Lotus corniculatus, Common Bird’s-foot trefoil, mentioned in the ‘Peas in the Wilderness’ blog a few weeks ago, also goes by the evocative names Eggs and Bacon, Ham and Eggs, Tomb Thumb, Fingers and Thumbs, Granny’s Toenails, Dutchman’s Clogs etc. In fact, according to Richard Mabey in his Flora Britannica (1996), there are no fewer than 70 local names! Some of these refer to the shape of the flowers (medieval slipper or clog-shaped) and some to the colour which, as Mabey puts it, are ‘a delicious suffusion of egg-yolk orange and yellow’.
So why has so much attention been paid to, what is afterall, a rather diminutive albeit very common and widespread plant? Perhaps its very commonness renders it one of the first flowers we all find when we are first exploring nature and therefore requiring of a name and ending up with very many!

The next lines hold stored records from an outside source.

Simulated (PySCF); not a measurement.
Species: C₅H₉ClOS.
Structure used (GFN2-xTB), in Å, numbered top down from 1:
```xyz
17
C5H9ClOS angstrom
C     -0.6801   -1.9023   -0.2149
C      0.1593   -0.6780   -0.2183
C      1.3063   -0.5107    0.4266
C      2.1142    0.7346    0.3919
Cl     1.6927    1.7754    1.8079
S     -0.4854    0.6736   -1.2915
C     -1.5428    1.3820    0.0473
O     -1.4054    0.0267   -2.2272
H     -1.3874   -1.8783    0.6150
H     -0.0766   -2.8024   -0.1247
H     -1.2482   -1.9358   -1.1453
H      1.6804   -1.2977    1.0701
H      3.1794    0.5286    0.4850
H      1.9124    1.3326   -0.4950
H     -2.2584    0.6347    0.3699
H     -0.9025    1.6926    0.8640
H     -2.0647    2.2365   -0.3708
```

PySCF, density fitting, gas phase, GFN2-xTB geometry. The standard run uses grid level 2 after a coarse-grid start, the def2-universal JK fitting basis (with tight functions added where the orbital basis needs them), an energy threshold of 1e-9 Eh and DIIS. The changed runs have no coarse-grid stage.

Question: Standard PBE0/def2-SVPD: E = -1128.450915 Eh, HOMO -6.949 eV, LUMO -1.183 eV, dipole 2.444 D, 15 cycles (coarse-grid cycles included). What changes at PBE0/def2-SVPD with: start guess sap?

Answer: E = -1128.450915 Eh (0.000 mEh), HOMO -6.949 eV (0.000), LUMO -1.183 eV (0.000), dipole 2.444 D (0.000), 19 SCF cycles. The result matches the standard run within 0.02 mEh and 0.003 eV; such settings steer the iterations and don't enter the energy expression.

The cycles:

Anyway, this is not the only Bird’s-foot Trefoil on campus, the other is Lotus pedunculatus, The Greater Bird’s-foot trefoil. This is a larger, more striking plant but, by all accounts, it has not been so richly bestowed with vernacular names. Both these trefoils are quite common in the grassland on Campus. Both have the yellow pea-flowers characteristic of many members of the Fabaceae. Both seems to have leaves composed of 5-leaflets but actually, as the common name ‘trefoil’ suggests, there are 3 leaflets but each trefoil leaf has two leaf-like stipules at the junction of the peduncle (leaf stalk) and the stem so the leaves look as though there are 5 leaflets. So with these similarities, how to tell them apart?
L.pedunculatus, Greater Bird’sfoot trefoil is, not surprisingly given its name, the the larger of the two species (with ascending stems reaching 1 m tall). The plant can be very hairy but also, unhelpfully for our purposes, quite glabrous, the stem is usually hollow and this can be a useful character, but see below. Ecologically this is a plant of damp or even wet grassland on campus it is the main species on the damper grasslands on the west-side of the lake.
L.corniculatus, Common Bird’s-foot Trefoil, is the smaller of the two species with procumbent or ascending stems reaching only 50 cm tall, the plant is usually glabrous or sparsely hairy, and with a solid stem (though Stace (2010)warns that the non-native L.corniculatus ssp. sativus, widely sown in ‘wildflower’ seed mixes on motorways verges etc, also has a hollow stem, but I have not seen this ssp. on campus). L.corniculatus is a plant of drier grassland and an campus is widespead but is especially abundant in the sandier grassland on the gentle slopes on the east-side of the lake. So if we have decent flowering specimens we can use size, stem characters and habitat to help distinguish the two.
But when they are not flowering it can be tricky to tell these two apart. Here, once again, the new vegetative key by John Poland & Eric Clement (2009) comes to our rescue. If we take a leaflet from each and ‘htl’ (hold to light), then if we have L.corniculatus we cannot see any secondary veins at all, the leaf is quite opaque. Whilst in L.peduculatus we clearly see the secondary veins. A triumph for the good old ‘htl’ technique once again!